This is the Neo4j performance guide. It will attempt to guide you in how to use Neo4j to achieve maximum performance.
The first thing is to make sure the JVM is running well and not spending to much time in garbage collection. Monitoring heap usage on an application that uses Neo4j can be a bit confusing since Neo4j will increase the size of caches if there is available memory and decrease if the heap is getting full. The goal is to have a large enough heap so heavy/peak load will not result in so called GC trashing (performance can drop as much as two orders of magnitude when this happens).
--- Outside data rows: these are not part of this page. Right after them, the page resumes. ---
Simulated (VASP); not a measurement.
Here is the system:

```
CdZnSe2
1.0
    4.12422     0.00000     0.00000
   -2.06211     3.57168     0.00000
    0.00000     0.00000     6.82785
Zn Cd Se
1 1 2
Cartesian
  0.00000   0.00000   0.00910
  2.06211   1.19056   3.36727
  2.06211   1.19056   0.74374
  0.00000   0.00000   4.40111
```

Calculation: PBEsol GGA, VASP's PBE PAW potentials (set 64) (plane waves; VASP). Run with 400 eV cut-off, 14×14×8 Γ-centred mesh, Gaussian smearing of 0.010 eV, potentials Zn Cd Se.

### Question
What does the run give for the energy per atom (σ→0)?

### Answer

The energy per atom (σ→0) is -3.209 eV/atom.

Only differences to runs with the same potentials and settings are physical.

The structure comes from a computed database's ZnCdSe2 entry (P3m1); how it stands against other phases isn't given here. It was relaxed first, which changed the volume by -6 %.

Start the JVM with -server
flag and -Xmx<good sized heap>
(f.ex. -Xmx512M for 512Mb memory or -Xmx3G for 3Gb memory). Having too large heap
may also hurt performance so you may have to try some different heap sizes.
Make sure parallel/concurrent garbage collector is running (-XX:+UseConcMarkSweepGC
works well in most use-cases).
Finally make sure the OS has some memory to manage proper file system caches meaning if your server has 8GB of RAM don’t use all of that RAM for heap (unless you turned off memory mapped buffers) but leave a good size of it to the OS. For more information on this see Chapter 21, Configuration & Performance.
For Linux specific tweaks, see Section 21.8, “Linux Performance Guide”.
Neo4j manages its primitives (nodes, relationships and properties) different depending on how you use Neo4j. For example if you never get a property from a certain node or relationship that node or relationship will not have its properties loaded into memory. Another example is a node that you never request any relationships from, that node will then not load any of its relationships into memory.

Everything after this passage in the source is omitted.